By Rick Kiley, Co-Founder of SoHo Experiential
Remember January, 2001, when a little rectangle with an LCD screen started showing up on billboards and magazines with the simple statement, “1,000 songs in your pocket.” With that game changing claim, the iPod was born. At the time of its launch, while other mp3 players were available, none looked this good, and none came close to delivering on the promise — 1,000 songs in your pocket seemed otherworldly at the time!
Now, more than 15 years later, even given the ground-breaking nature of that promise, the iPod is not even manufactured anymore. Yet, in its wake, the iPod spawned the now huge digital music industry, and gobs of other consumer electronics companies designing and selling their own mp3 players. As innovative as the iPod was, numerous other products from companies like Sony, Microsoft and Samsung were able to match the offering of the iPod in short time.
On February 28, 1954, Westinghouse introduced the first color TVs to the United States, at the low price of $1,295 ($11,373 in 2015), and their first to market advantage lasted roughly a month, until RCA brought another, cheaper version on the market. 60 years later, there are more styles, brands and sizes of color televisions than I care to count; each unit falling along a spectrum of television sets that provide essentially the same function.
No matter the product, no matter the industry, the same truth exists; with the exception of the brief “first to market” period following a true innovation or invention (i.e. light bulb, internal combustion engine, mobile telephone), no product is singular.
There is always a chief competitor (think Coke and Pepsi) and there is always a cheap alternative, (think Yugo vs. Mercedes). In some cases the cheap alternative emerges as a generic substitute (acetaminophen vs.Tylenol), or a private label brand that a retailer has simply created to repackage something you already buy.
The various marketing machines associated with the thousands of products we see and use help make us feel differently about each brand or type of product, but at the end of the day, a slice of pizza (or four) will fill your belly up, be it from Grimaldi’s or DiFara’s.
The fact that the pizza will “fill your belly up” is one of its functional benefits. Additional differentiators or descriptors are that it may have a “thin crust,” be “deep dish,” it might be “original recipe” or be “made with organic tomatoes.” Regardless of these descriptors however, functionally speaking, pizza is some combination of dough, sauce and cheese, baked in a really hot oven, which fills your belly up.
Let’s consider for a moment your favorite pizza. The one you love above all others. Some soulful tastemakers may agree with you, while some taste-bud challenged cretins might disagree. So, while you may contend your favorite pizza is THE best, it is unparalleled… that’s only true for you. And, whether you know it or not, that truth is based in an Emotional Benefit derived from EXPERIENCE.

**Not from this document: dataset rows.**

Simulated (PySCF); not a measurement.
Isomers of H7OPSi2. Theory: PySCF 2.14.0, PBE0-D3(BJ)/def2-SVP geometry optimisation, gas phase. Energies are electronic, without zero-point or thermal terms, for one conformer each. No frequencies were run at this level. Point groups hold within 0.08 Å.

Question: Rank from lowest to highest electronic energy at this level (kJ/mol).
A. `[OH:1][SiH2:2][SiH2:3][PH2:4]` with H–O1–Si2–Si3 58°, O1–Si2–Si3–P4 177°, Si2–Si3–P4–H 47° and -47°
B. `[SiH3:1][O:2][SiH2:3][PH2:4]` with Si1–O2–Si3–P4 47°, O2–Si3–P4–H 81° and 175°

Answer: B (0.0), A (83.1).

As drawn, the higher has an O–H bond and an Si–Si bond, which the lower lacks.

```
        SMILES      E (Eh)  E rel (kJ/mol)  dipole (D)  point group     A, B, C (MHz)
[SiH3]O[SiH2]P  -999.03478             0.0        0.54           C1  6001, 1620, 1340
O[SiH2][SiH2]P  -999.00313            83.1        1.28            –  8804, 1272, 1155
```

Perhaps you first tasted that pizza on your baseball team after getting a game winning hit, and you’ve carried that special moment with you forever, and that’s why you love it. Perhaps you’ve never been to New York before, and only had Canadian pizza topped with canadian bacon and maple syrup (sorry Canada), and your mind is blown by tastes you’ve never experienced. Or perhaps you just burned your mouth on it, and it’s ruined for you. The through line here is that the product itself isn’t nearly as important your experience with it.
In 1913, a comic strip created by Arthur R. “Pop” Momand debuted called “Keeping up with the Joneses.” The strip ran until 1940, and then after WWII, the title because common vernacular for those aspiring to the 1950s and 1960s “American Dream.” In the ‘50s big brand names were synonymous with quality and trust, and consumers wore those badges with pride. People wanted the bigger cars their neighbors owned, the best tools, etc. “Keeping up with the Joneses” drove the economy for a long time.
As society evolved, however, and as the economy hit a few bumps in the road, a shift began to occur. There are simply too many products out there, and new ones coming out too quickly to “keep up” anymore. With the advent of social media in 2005, and smart phones taking off after 2009, people started to not care about the “stuff” anymore. Conspicuous consumption was replaced with “intelligent consumption,” and everyone become more interested in what others were doing on their social media feed, than the stuff they obtained.
Today, we aren’t keeping up with the Joneses, we are keeping up with what they are doing. Instagram, Facebook and Twitter feeds are littered with images of food porn, feet on sandy beaches, concerts mid-encore, vacations; all designed on some level to promote the same sort of reaction that buying the bigger car did in the 1950s.
These social feeds are curated by their owners. They take time and are thoughtful about what they post. They edit it, they crop images, they enhance photos and edit videos, because the social media feed IS who they are, or at the very least, whom they want others to think they are.
A quick review of these feeds will shows you that they are filled with experiences; those that are unique, those that are interesting, those that spark envy, drive FOMO, and elevate social status. They are SHARE WORTHY. People aren’t sharing a photo of their new blender, and captioning it, “my new blender.” They are sharing a picture of their blender with all the ingredients necessary to make a Frozen Margarita with a caption that says “New Blender + Tequila + Lime + YOU = MARGARITA MADNESS TONIGHT!!!!!” It’s not about the “thing” it’s about the “experience” derived from the thing.
Luckily, I think most brand marketers aren’t focusing on functional benefits, and they are thinking about how consumers experience their brand; however, the question marketers should be asking themselves today is “How do I enable consumers to experience my brand in a share worthy way?” Because with today’s consumers, if they didn’t share it, it didn’t happen.